While the Canadiens did ride Halak through three rounds of the post-season, you have to wonder if maybe they could have done better if he was given the reigns earlier. Maybe they would have finished higher than eighth, wouldn’t have needed to fight like dogs just to make the playoffs, and could have gone all the way.
Of course, hindsight is 20/20, but I think Wilson is trying to avoid doing what Martin did. He’s giving Gustavsson the starts because he’s winning. Granted, Reimer hasn’t had a chance to prove himself in almost a month. He got one start, and that was against arguably the hottest team in the Eastern Conference. He let in one (maybe two) shaky goals, and has been stapled to the bench since then.
Meanwhile, Gustavsson has gotten to play the Minnesota Wild (11 straight road losses), the Winnipeg Jets (six games below .500 on the road), the Buffalo Sabres (suddenly last in the Eastern Conference), and the New York Islanders (second-last in the Eastern Conference).
Brady made a great analogy on the radio this morning. Saying Reimer is struggling is akin to returning a car and complaining it’s not working well when you’ve only driven it twice in the last month.

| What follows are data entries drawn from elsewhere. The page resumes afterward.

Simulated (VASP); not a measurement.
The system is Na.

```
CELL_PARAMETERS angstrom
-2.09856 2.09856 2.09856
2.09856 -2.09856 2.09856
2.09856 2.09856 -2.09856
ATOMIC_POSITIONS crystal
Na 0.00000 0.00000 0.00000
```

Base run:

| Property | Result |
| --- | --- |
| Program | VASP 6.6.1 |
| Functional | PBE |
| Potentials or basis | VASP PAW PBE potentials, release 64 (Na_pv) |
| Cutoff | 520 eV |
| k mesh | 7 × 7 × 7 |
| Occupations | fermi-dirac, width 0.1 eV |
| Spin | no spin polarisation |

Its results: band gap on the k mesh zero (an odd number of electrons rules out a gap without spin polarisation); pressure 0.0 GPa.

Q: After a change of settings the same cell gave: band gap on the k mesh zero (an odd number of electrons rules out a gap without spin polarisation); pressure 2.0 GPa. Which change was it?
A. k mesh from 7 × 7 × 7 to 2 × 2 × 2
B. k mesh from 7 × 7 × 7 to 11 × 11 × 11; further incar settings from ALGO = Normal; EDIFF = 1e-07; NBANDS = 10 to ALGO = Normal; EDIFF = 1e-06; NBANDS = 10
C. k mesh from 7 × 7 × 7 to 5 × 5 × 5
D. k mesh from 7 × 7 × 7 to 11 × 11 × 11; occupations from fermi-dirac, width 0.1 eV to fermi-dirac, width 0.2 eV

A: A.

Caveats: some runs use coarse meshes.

I think we’ll continue to see Gustavsson until he starts playing like the Gustavsson of old. If that never happens, then he’ll probably lead the Leafs into the playoffs. But if it does, we certainly haven’t seen the last of Reimer as the number one man in Toronto.
After all, Reimer is locked up for two more years, so he’s not going anywhere. Gustavsson is an unrestricted free agent at the end of this season. And as much as he loves living and playing in Toronto, it’s hard to imagine him sticking around without some acknowledgement that he’ll get a heavy workload. The Leafs aren’t going to be in a position to guarantee that, unless he leads them on a long playoff run.
The goaltending was supposed to be a source of stability this season. So far, it has been anything but that. It just gets more and more curious. I have a feeling I’ll be writing a part III to this series before the season is over.